Re: ceph cluster having blocke requests very frequently

[Date Prev][Date Next][Thread Prev][Thread Next][Date Index][Thread Index]

 



On 11/15/16 22:13, Thomas Danan wrote:
Very interesting ...

Any idea why optimal tunable would help here ?
I think there are some versions where it rebalances data a bunch to even things out... I don't know why I think that...where I read it or anything. Maybe it was only argonaut vs newer. But having to rebalance 75% of the data makes me feel more confident. (and keep in mind it significantly changes client version compatibility requirements, esp. kernel drivers which possibly don't even exist in any version that are compatible)

And looking at iostat, etc., at times of blocks, it seems like 1-2 disks are at 100% util%, and the rest are nearly idle, and the SSD journals rarely go above 10% or so (I bought 2 expensive micron DC ones per node). So I think balance is the most important thing I need, and just plain efficiency is the next thing (which might come from bluestore when it's ready, especially related to rbd snapshot CoW). Having 2 disks at 100% is like 300-560 iops, where the total server ought to do about 1700 iops (3 disks that go about 280 and 6 more that do about 150 direct sync rand write 4k iops per node). That's about 21% utilization before it blocks.

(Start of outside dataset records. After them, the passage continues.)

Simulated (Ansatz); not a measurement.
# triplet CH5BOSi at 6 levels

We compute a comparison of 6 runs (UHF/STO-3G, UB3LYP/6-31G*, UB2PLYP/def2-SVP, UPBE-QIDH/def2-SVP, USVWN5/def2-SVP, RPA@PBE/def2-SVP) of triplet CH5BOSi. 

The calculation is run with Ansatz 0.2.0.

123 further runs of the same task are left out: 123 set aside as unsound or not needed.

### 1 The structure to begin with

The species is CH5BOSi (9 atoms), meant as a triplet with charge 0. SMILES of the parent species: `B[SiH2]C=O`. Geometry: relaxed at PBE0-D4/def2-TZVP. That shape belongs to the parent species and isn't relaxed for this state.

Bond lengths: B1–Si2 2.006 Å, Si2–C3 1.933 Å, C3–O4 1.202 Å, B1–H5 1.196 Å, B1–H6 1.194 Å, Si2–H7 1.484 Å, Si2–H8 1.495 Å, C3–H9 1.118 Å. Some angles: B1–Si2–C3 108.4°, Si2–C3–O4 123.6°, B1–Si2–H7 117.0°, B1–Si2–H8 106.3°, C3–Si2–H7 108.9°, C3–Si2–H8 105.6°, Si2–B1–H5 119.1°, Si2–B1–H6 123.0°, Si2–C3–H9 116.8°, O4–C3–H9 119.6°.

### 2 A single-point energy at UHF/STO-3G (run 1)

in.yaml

You could try getting the data out of my ganglia here (sda,sdb are the SSDs, and ceph2 sdg is broken and missing with bogus data on the graphs):
http://www.brockmann-consult.de/ganglia/graph_all_periods.php?title=&vl=&x=&n=&hreg%5B%5D=ceph.*&mreg%5B%5D=sd%5Bc-z%5D_util&gtype=line&glegend=show&aggregate=1

But it's not that easy to get this info out of ganglia... highly customized graphing isn't the best.

 on our cluster we have 500TB of data, I am a bit concerned about changing it without taking lot of precautions . ...
I can't guarantee a bug free experience, but you can change it, look at the rebalancing objects %, and if you don't like it, change it back (maybe it will be much less going from firefly to hammer than to jewel like me). But if you wait an hour before changing it back, you can bet it takes an hour to settle again. (or set nobackfill maybe). I don't like this, but I don't know what to do other than rate limit it and accept the enormous wait.
I am curious to know how much time it takes you to change tunable, size of your cluster and observed impacts on client IO ...
Well... it was at 77.65% or so (tunables made it 75% + more pgs), and now after almost 3 hours, it's at 75.141% ... so I imagine it'll take somewhere between 75 hours and forever minus a day or two. But with the sleep settings, it seems not to cause any issues. So if there's any chance of it balancing out the load on the osds, i'll try it. (and these numbers are with me fiddling with it and watching it every now and then... I'll set max backfills back to 1 and sleep back to about 0.6 when I go to bed... maybe then it'll be half speed)

Also FYI I only have 31% space used (most of the disks I added were to make it not horribly slow rather than add space, since it was so slow with only 3 disks per OSD).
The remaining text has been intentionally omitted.